The International Swaps and Derivatives Association published an overview of milestones in connection with requirements of the Dodd-Frank Wall Street Reform and Consumer Protection Act that was enacted over five years ago last week. Among other things, the report highlighted that during the first half of 2015, 75 percent of the average daily notional volume of interest rate swaps and 78 percent of the average daily credit default swap index notional value was cleared. In addition, 55 percent of interest rate derivatives and 65 percent of CDS index average daily notional volumes are now executed on swap execution facilities. In addition, as a result of Dodd-Frank, all swaps transactions involving a US person are now required to be reported to a swap data repository, and large swap dealers are required to be registered with the Commodity Futures Trading Commission and are subject to strict business conduct standards. Going forward, says ISDA, there needs to be better global harmonization of national rules to avoid market fragmentation; more work needs to be done to ensure central counterparties are resilient; greater flexibility in execution methods should be introduced to the SEF regime; and standardized product and transaction identifiers and reporting formats must be adopted globally to help regulators gain a clearer picture of global risk exposure and concentrations, among other recommendations.

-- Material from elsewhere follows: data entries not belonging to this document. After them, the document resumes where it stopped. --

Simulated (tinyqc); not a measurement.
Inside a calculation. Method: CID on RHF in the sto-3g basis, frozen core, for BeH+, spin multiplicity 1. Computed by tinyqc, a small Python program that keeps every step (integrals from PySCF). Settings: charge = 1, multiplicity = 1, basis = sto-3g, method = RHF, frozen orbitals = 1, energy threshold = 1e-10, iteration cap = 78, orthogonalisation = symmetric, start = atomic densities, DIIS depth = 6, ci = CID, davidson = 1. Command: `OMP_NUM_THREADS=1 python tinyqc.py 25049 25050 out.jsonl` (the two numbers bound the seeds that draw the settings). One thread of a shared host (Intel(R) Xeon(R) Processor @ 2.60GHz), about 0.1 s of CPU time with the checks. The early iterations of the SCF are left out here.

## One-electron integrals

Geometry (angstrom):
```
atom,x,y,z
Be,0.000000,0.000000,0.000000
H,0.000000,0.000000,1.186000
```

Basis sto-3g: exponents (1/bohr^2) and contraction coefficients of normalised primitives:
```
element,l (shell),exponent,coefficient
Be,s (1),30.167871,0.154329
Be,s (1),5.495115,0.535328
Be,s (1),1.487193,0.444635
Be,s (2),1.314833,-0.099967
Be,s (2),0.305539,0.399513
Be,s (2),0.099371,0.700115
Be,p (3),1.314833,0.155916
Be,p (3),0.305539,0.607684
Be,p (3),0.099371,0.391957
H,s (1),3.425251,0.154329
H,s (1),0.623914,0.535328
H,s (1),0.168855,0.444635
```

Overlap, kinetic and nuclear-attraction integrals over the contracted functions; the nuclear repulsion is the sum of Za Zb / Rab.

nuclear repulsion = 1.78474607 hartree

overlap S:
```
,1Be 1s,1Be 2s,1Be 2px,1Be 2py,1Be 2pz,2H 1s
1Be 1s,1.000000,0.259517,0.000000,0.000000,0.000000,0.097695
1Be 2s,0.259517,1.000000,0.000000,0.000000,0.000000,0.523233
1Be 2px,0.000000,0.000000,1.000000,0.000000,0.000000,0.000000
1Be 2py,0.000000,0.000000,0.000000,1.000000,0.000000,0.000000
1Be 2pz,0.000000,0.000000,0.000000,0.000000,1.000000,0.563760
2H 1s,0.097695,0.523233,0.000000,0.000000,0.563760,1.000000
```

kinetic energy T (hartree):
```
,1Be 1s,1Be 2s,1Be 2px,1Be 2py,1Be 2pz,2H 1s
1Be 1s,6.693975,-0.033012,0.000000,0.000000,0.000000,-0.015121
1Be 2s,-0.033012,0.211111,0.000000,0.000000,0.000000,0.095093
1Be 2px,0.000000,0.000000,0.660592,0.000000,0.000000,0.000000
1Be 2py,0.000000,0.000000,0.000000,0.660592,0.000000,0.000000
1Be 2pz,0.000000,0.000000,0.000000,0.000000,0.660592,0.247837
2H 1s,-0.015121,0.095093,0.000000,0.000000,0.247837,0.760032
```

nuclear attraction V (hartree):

My View: Perhaps because I was very busy, somehow last week I missed the toasts and parties celebrating the five-year anniversary of the enactment of the Dodd-Frank Wall Street Reform and Consumer Protection Act. Many of the objectives of Dodd-Frank and the equivalent laws of many international jurisdictions regarding the handling of over-the-count derivatives transactions are laudable and addressed material weaknesses in the system that contributed to the 2008-9 financial crisis. However, the failure of international lawmakers and regulators to better coordinate their responses and to consider holistically the implication of their overly proscriptive laws and rules threatens to decrease and fragment market liquidity, ultimately hurting the ability of end users to effectively mitigate their risks. ISDA is an industry organization, acts for the self-interest of its members and, as a result, at least some lawmakers and regulators may be skeptical of its suggested areas of focus in its publication on Dodd-Frank released last week. However, if anything, ISDA’s recommended areas of focus are understated and are all topics that must be addressed to ensure the continued effectiveness of important markets and the viability of their participants.